They are plausible, because anyone with basic arithmetic skills, a baseline to work with, and some estimated specifications can scale possible increases in performance. Somehow I don't think it's a coincidence that the chart shows the GM200 to be ~50% stronger in performance than the 780 Ti when GM200 has 50% more cores and 50% more ROPs and 50% more shader modules. It's also no surprise that the poster has the Bermuda XT ( shouldn't that be Fiji XT ???) showing around the same increases over the 290X given that the rumoured core count is 45% higher ( 4096 vs 2816), the compute units are 45% higher ( 64 vs 44), and TMU's 45% higher (256 vs 176).

What isn't very plausible is that these new parts are _supposedly_ scaling perfectly in relation to mature products months out from release using what are undoubtedly very immature drivers. Unless you believe that both Nvidia and AMD have already perfected the drivers for these parts well ahead of launch. How likely does that sound?


Sony Xperia S said:


> I understand why some nvidia fanboys could be unhappy about introducing discussions in the direction that despite those "so great" specs of GM200, they won't be enough and the company will soon be lagging behind.

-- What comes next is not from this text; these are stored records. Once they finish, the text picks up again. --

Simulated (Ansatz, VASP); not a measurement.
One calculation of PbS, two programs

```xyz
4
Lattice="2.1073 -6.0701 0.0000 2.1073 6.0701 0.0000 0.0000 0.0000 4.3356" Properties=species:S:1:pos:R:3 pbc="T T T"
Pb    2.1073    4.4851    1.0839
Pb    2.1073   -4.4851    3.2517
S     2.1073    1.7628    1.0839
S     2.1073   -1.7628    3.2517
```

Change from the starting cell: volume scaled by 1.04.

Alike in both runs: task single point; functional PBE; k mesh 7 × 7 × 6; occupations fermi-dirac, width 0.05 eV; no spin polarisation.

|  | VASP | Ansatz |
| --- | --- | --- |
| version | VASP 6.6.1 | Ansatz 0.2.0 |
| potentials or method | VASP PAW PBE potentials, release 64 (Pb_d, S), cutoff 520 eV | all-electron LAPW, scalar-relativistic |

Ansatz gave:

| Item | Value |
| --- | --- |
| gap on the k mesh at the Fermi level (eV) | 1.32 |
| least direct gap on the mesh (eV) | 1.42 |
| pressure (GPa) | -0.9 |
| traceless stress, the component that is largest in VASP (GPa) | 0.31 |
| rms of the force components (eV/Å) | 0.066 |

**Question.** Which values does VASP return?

Like the fortunes of a company are predicted upon a halo part sold in limited numbers (didn't seem to do much for AMD when Hawaii ruled the roost for both single and dual GPU cards)? Who are they supposed to be lagging behind and why? Last time I checked, the company held ~80% of the workstation market, 85% of the HPC GPGPU market (+ a few high profile additions to come), is gobbling up mobile discrete graphics market share as fast as AMD is losing it, and is carving out a growing market for auto based SoC's. How is this all supposed to come tumbling down and what kind of timeframe are you expecting? You made the prediction, so you must have some supporting theory and evidence, right?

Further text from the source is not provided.